The Chicago Cubs have the best record in baseball this season, and leadoff man Dexter Fowler is a big reason for that.
He gets on base, he scores runs. As manager Joe Maddon says to him before games, “You go, we go.”
Nebraska’s 15th-ranked football team has one of those guys too. He’s quarterback Tommy Armstrong Jr.
When Armstrong goes, the Huskers go.
And they’ve been going very well so far this season.
Armstrong has been doing all the things you might expect from a fifth-year senior quarterback who has started 37 games in his career.
Armstrong is the second leading rusher on the team with 281 yards on 52 carries (5.4 per try) with four touchdowns. He’s also 60-for-106 passing for 931 yards and eight touchdowns and just one single interception heading into Saturday’s homecoming game against Illinois at Memorial Stadium in Lincoln.

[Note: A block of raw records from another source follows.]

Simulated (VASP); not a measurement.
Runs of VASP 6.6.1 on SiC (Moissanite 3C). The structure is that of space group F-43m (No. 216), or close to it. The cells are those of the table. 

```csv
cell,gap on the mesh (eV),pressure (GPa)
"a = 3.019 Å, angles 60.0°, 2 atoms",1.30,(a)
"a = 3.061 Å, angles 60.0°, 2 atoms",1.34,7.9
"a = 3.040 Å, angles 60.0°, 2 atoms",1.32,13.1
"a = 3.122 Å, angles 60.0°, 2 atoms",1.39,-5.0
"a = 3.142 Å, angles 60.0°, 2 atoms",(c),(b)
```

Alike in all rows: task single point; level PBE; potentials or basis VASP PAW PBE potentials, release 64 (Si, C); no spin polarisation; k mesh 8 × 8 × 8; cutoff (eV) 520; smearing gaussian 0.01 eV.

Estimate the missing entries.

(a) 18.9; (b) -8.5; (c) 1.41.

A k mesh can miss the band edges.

That’s a big change from last year when he had 22 TDs and 16 interceptions, or from 2014 when he also threw 22 TDs with 12 interceptions.
Armstrong said it’s a matter of knowing where his checkdown receiver is, making sure he uses his feet when needed and throwing the ball away when he should.
“I just need to keep living on the short passes whenever they give us those chances to get them,” Armstrong said. “Those guys turn 3-, 4-yard routes into 20-, 30-yard gains, so I have just got to make sure that I put the ball in those guys’ hands whenever I can. There are a few throws here and there I need to improve on but at the same time I just got to make sure I am taking care of the ball.”
Nebraska offensive coordinator Danny Langsdorf wants to see Armstrong stay consistent and continue to make good decisions.
“For the most part, he has done that. He has cut down the turnovers, which has been a key for us,” Langsdorf said. “If we can continue with that, I think that is the No. 1 thing we are looking for, that he is the last guy with the ball in his hands.”
Nebraska head coach Mike Riley would rather not see Armstrong scrambling on pass plays because that means he didn’t have time to throw.
On the other hand, he’s very good as a scrambler when he needs to be.
“...A lot of the stuff is off of what can be a quarterback run,” Riley said. “And sometimes there are options involved with that run whether you can pass it or hand it off.
“And the other option of those would be him carrying the football. So you know it’s a great weapon for us right now. The advantage of having a quarterback that is versatile enough to do that has paid us a ton of dividends early in this year.”
The turning point for Armstrong seems to have been the last game of the 2015 regular season against Iowa.
Armstrong threw for 296 yards in that game but also had four interceptions in the Huskers’ 28-20 loss to the Hawkeyes.
The back breaker was an attempted screen pass out of the end zone that Iowa’s Parker Hesse picked off and returned four yards for a touchdown.
Armstrong took all the blame for the loss after the game.
“I couldn’t take care of the football,” he said. “That stings my heart to send those guys off like that, when I know at the end of the day I could have made a change, I could have done a little bit more.
“I could’ve lived to fight another down with those guys in certain situations, but I forced the ball here and there and cost us the game, cost those seniors to go down with a loss when obviously we moved the chains whenever we wanted to.”
In five games since then, Armstrong is 72-for-125 through the air for 1,105 yards with just that one interception thrown against Wyoming.
Armstrong has come a long way since his freshman season of 2013. That season, he led the Huskers — with a lot of help from Ameer Abdullah — on a game-winning drive in a 17-13 win over Michigan in the Big House.
One of his crowning moments in 2014 came in the regular season finale against Iowa. The Huskers were down 24-7 in the third quarter at Kinnick Stadium, Armstrong led the Huskers back for a 37-34 overtime win.
His 9-yard TD pass to Kenny Bell in overtime ended what turned out to be coach Bo Pelini’s final game as head coach.
Pelini said numerous times that one of Armstrong’s best attributes was his competitiveness.
“I can tell you this,” Pelini said after that Iowa game. “That is one of the gutsiest performances I’ve seen in a long time from a quarterback. Let me tell you, he ain’t perfect. He’s got a lot to learn, there are a lot of things he can get better at, but there’s nobody that competes harder than he does. He played his butt off, he made a lot of big plays.
“And I told him, ‘I’m proud of you. You showed the character, the leadership, the toughness that you have to show.’ I thought it was a pretty special performance from that kid.”
Almost two years later that competitiveness is still there. The turnovers aren’t.